How many more food items be made smaller and sold at the same price? In effect this is a slow starvation of those at the margin. The 46 million American souls on food stamps will soon find their food stamps to be worthless.


Those who assert that a credit system cannot go hyper-inflationary may not have thought through the exponential effects on the relationship of the debt and productivity curves within the context of all money is debt and the only way to create money is for debt to be created. Eventually the debt curve accelerates away from the productivity curve, then the productivity curve collapses all together. Sovereign debt crises caused by governments stepping in to keep the debt system going is the last stage. Then comes the debt/currency collapse.


Even if the Fed stopped printing money, I fail to see the difference between too much money that is worth nothing, and no money at all. It's not going to matter to a starving man that a loaf of bread is $1 million and he is a dollar short, or if it's $1 and he is a dollar short.

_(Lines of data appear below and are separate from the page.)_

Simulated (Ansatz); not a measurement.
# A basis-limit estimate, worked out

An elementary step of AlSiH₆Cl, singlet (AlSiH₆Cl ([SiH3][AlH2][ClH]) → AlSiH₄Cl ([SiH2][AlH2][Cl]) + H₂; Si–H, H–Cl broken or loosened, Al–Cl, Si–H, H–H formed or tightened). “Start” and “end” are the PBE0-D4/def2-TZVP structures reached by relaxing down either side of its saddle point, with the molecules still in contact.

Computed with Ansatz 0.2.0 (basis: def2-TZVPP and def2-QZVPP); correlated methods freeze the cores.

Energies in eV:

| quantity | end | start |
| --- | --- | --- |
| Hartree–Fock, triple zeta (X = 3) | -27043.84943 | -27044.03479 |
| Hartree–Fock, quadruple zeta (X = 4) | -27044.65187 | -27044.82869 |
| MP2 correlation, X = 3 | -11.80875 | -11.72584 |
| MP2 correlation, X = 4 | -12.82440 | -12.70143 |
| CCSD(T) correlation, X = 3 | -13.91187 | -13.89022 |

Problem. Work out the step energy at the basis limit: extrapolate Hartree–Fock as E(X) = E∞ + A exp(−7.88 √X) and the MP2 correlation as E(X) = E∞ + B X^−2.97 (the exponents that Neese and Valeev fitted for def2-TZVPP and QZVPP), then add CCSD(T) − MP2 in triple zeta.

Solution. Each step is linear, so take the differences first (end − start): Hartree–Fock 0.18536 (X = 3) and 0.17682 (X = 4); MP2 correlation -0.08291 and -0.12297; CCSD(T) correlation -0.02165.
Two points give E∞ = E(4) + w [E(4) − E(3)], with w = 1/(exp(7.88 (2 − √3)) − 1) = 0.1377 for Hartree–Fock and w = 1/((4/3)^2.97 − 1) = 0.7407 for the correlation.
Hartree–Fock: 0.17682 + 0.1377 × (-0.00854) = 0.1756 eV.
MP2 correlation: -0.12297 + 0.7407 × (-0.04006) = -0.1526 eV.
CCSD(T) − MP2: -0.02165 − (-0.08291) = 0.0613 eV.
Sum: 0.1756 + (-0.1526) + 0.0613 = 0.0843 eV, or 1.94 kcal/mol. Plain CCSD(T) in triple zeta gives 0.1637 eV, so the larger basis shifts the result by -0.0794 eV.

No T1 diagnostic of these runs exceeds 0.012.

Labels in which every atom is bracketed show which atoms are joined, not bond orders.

Thank you, Harun. Many observers have addressed the key concept here, which boils down to this: paper money is an abstract representation of the real world.

This can be explained by a simple example. If there is $100 in the money supply, and $100 of goods and services to trade, then $1 will be exchanged for $1 of goods and services. If the money supply suddenly increases by $100, then the value of the existing $100 declines by half, as the money supply is now $200 and the supply of goods and services remains unchanged. Thus it now takes $2 to buy what $1 once bought in goods and services.

Holders of the currency have had half the value of their currency (what we call purchasing power) stolen by the central bank that issued the additional $100 in money supply.

Here is the primary point: issuing debt and printing money do not create wealth. All they can create is a temporary illusion of wealth.

(This is drawn from Chapter One of Resistance, Revolution, Liberation: A Model for Positive Change; you can read Chapter One for free.)

Here is another example. Let's say that a small group is stranded on a desert island that supports a handful of coconut palms. Each palm produces a limited number of coconuts each season. To facilitate trade, the group issues a currency that represents one coconut. (Lacking a printing press, they have to laboriously carve out a pattern on a rock to imprint a difficult-to-counterfeit stamp on the currency.)

This system works well, as the currency issued matches the number of coconuts harvested annually (for simplicity's sake, let's say that's 100). 100 pieces of currency are issued to match the 100 coconuts that exist in the real world. The currency (let's call it the quatloo) is an abstract representation of the goods available, i.e. the coconuts.

But then a wise-guy (i.e. the "central banker" on the island) realizes that if he prints another 100 quatloos, he and his buddies can buy up all the coconuts and fish without having created any real goods in the real world: the abstraction is used to con people out of their real coconuts.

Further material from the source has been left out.